We emphasise a series of characteristics of this problem: (1) the combination of a few functional primitives can achieve very complex transformations, (2) the arity of the primitives is usually low (one in many cases), so the snippet becomes a pipeline, where the output of one primitive becomes the input of the next one, (3) we work from one example and (4) we want the shortest transformation with the given primitives, as built-in primitives usually lead to more efficient transformations. All these characteristics suggest that the problem can be addressed by exploring all combinations of primitive sequences, by using a strong simplicity bias (the number of primitives used). This strategy is common in other inductive programming scenarios (Mitchell et al. 1991; Katayama 2005; Menon et al. 2013; Mitchell et al. 2018) but it must always be coupled with some constraints (e.g., types, schemata, etc.) or strong heuristics. In our case, we will use the dimensions of the matrices as the main constraint for reducing the combinatorial explosion, as well as some priors about the frequency of each primitive and, optionally, some posteriors using text hints in order to guide a tree-based search where each combination of functions will be sorted and selected based on its assigned probability.
Dimensional constraints
We consider the background knowledge as a set of primitives G. This number of primitives |G| taken into account for the search is known as the breadth (b) of the problem, while the minimum number of such primitives that have to be combined in one solution is known as depth (d). Clearly, both depth and breadth highly influence the hardness of the problem, in a way that is usually exponential, \(O(b^d)\) (Ferri-Ramírez et al. (2001)) affecting the time and resources needed to find the right solution. This expression is exact if we consider unary primitives, so that solutions become matrix operation pipelines, i.e., a string of primitive \(c= g_1 g_2 \ldots g_d\).

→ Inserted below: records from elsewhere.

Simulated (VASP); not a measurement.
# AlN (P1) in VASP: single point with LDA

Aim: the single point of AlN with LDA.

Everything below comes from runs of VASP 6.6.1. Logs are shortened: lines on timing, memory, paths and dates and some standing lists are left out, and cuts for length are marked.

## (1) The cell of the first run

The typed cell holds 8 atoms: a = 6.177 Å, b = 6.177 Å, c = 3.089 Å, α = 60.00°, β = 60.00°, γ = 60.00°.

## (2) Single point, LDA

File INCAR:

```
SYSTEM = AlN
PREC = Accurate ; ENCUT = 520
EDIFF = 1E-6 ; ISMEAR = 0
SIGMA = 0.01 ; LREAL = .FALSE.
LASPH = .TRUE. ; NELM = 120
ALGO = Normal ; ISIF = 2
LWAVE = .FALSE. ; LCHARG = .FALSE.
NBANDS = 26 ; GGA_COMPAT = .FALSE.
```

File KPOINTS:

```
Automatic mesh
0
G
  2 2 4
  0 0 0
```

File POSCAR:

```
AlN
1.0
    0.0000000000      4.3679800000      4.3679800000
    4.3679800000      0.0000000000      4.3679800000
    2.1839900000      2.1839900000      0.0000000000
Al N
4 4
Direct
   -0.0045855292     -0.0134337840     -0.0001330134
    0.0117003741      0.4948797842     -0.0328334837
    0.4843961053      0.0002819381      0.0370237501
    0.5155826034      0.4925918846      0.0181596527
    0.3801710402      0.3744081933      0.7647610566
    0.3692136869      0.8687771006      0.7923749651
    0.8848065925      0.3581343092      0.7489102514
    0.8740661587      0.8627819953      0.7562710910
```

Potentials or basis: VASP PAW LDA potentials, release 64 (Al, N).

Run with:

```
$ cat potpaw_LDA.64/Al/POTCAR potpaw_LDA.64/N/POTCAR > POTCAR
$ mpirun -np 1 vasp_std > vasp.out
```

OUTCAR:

The first optimisation to this search comes from the constraints about the dimensions of the primitives and the input/output matrices. For each matrix primitive g we take into account the dimension of the input and output at any point of the composition, and also some other constraints about minimum dimension (for instance, calculating correlations, function cor, requires at least two rows, i.e., \(m>1\)). More formally, for each primitive g we define a tuple \(\langle m_{min}, n_{min}, \tau \rangle\) where \(m_{min}\) and \(n_{min}\) are the minimum number of rows and columns (respectively) for the input (by default \(m_{min}=1\) and \(n_{min}=1\)), and \(\tau : \mathbb {N}^2 \rightarrow \mathbb {N}^2\) is a type function, which maps the dimension of the input matrix to the dimension of the output matrix. For instance, for \(g=\) colSums, \(m_{min}=1\) and \(n_{min}=1\) as you need at least one column and row for the primitive to work. \(\tau (m,n) = (1,n)\), because g takes a matrix of size \(m\times n\) and returns a matrix of size \(1 \times n\). Similarly, for \(g=\) cor, \(m_{min}=2\) and \(n_{min}=1\), as we need at least two rows to calculate a correlation. \(\tau (m,n) = (n,n)\), because g takes a matrix of size \(m \times n\) and returns a matrix of size \(n \times n\).
Probabilistic model
Now, during exploration we can consider that not all primitives, and consistent sequences of primitives, are equally likely. Given our inputs: the hint text T, an input matrix A and partially filled output matrix B, we estimate the probability of a sequence of primitives, as follows:
$$\begin{aligned} p(g_1 g_2 \ldots g_d|T,A,B) = \prod _{i=1}^{d} p(g_{i}|g_{i-1} g_{i-2} \ldots g_1 , T,A,B) \end{aligned}$$
(1)
The expression on the right can be used partially as we include candidates for primitives during the search procedure.
In order to estimate this probability we consider the a priori probability p(g) for each g, which we can derive from the frequency of use of the primitives in the library, as we will see in the following section. When T is available, we will use a frequency model that compares TF-IDF values (Salton and Buckley 1988) of the primitive in its R help documentation and the TF-IDF values in T. This model produces the conditional probability \(p_0(g|T)\) \(\forall g,T\). We combine these probabilities as follows:
$$\begin{aligned} p(g|T,A,B) = \gamma p(g) + (1-\gamma ) p_0(g|T) \end{aligned}$$
(2)
with \(\gamma \in [0,1]\). Clearly, if T is not available \(\gamma =1\). Basically, \(\gamma\) gauges how much relevance we give to the primitive prior (valid for all problems) over the relevance of the hint given by the user.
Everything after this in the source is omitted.